The Vinden Partnership Ltd v Orca LGS Solutions Ltd and another

Case reference: 
[2017] EWHC B24 (TCC)
Wednesday, 26 July 2017

Key terms: 
Adjudication – Enforcement – Evidential burden – Fees – Reasonableness; Summary judgments

HHJ Stephen Davies granted summary judgment in favour of the claimant adjudicator requiring the defendant to pay his fees which the defendant had refused to pay as it considered them excessive.

The defendants (the first defendant, Orca LGS Solutions Ltd and the second defendant, Stourport on Seven Care Ltd) to the action were involved in an adjudication against each other with the claimant, “the company through which the well-known adjudicator, Mr Peter Vinden” who was appointed as the adjudicator.

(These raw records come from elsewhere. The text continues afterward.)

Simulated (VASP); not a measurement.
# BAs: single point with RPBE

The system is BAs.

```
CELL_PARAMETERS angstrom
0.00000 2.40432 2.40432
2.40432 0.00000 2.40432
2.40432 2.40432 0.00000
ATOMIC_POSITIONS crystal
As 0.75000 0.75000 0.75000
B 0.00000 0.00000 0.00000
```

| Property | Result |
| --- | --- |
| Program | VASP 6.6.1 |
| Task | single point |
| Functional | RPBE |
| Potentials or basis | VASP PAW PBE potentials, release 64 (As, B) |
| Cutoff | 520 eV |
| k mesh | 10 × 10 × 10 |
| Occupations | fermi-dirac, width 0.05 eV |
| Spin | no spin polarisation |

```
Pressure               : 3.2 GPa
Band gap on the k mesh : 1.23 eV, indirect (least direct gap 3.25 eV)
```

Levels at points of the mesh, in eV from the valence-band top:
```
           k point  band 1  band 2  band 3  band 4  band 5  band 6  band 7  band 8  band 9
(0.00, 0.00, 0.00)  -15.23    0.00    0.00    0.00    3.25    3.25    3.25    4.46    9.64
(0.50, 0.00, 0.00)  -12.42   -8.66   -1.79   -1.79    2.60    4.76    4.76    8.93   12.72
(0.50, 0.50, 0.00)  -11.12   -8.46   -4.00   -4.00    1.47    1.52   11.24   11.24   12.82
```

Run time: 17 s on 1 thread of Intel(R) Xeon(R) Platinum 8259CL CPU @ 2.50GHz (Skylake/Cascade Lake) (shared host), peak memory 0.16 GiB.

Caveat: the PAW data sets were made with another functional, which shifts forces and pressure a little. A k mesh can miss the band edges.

The adjudication lasted 58 days and the adjudicator took an agreed extended period to reach his decision. There were jurisdictional issues, substantial amounts of paperwork and the adjudicator also had a site visit. The adjudicator provided a reasoned decision, which ran to some 64 pages that was accompanied by a quantum breakdown. The adjudicator charged the parties just under £33,000 plus VAT in fees at an hourly rate of £285 per hour, for 114.5 hours work, which the parties did not pay. The adjudicator therefore brought this claim for payment of those fees. One party to the adjudication had already settled the adjudicator's claim, so the application for summary judgment proceeded only against the other party.

The court referred to HHJ Waksman's judgment in Fenice Investments Inc v Jerram Falkus Construction Ltd [2011] EWHC 1678 (TCC), noting that even if an adjudicator's appointment attempted to require payment without regard to the reasonableness of the fees, it would "take very clear words indeed to exclude the implied obligation that the fees charged should be reasonable”. HHJ Stephen Davies also noted that:

“where reasonableness is in issue then insofar as the adjudicator has provided details of his time spent … there is an evidential burden on the defendant to make out a prima facie case for unreasonableness and that the court should adopt a robust approach to this question, allowing the adjudicator a considerable margin of appreciation”.

And finally so far as time taken is concerned, “the adjudicator is given considerable discretion by the Scheme as to the procedure to be adopted and is also entitled to decide such matters as he or she considers necessary to decide in order to determine the dispute.”

On the facts, the court concluded that the time taken was reasonable and proportionate to the value and complexity of the claim.

This case reiterated the established approach by the TCC that the TCC should endeavour to determine such disputes without the need for a full trial, even if summary judgment is not appropriate. That approach has also been endorsed by Coulson J in his book Coulson on Construction Adjudication (third edition, Oxford University Press, 2015). The case also emphasises that whilst in most cases a term will be implied into an adjudicator’s appointment that his entitlement will be subject to reasonableness, the party disputing the fees will have a difficult evidential burden to discharge.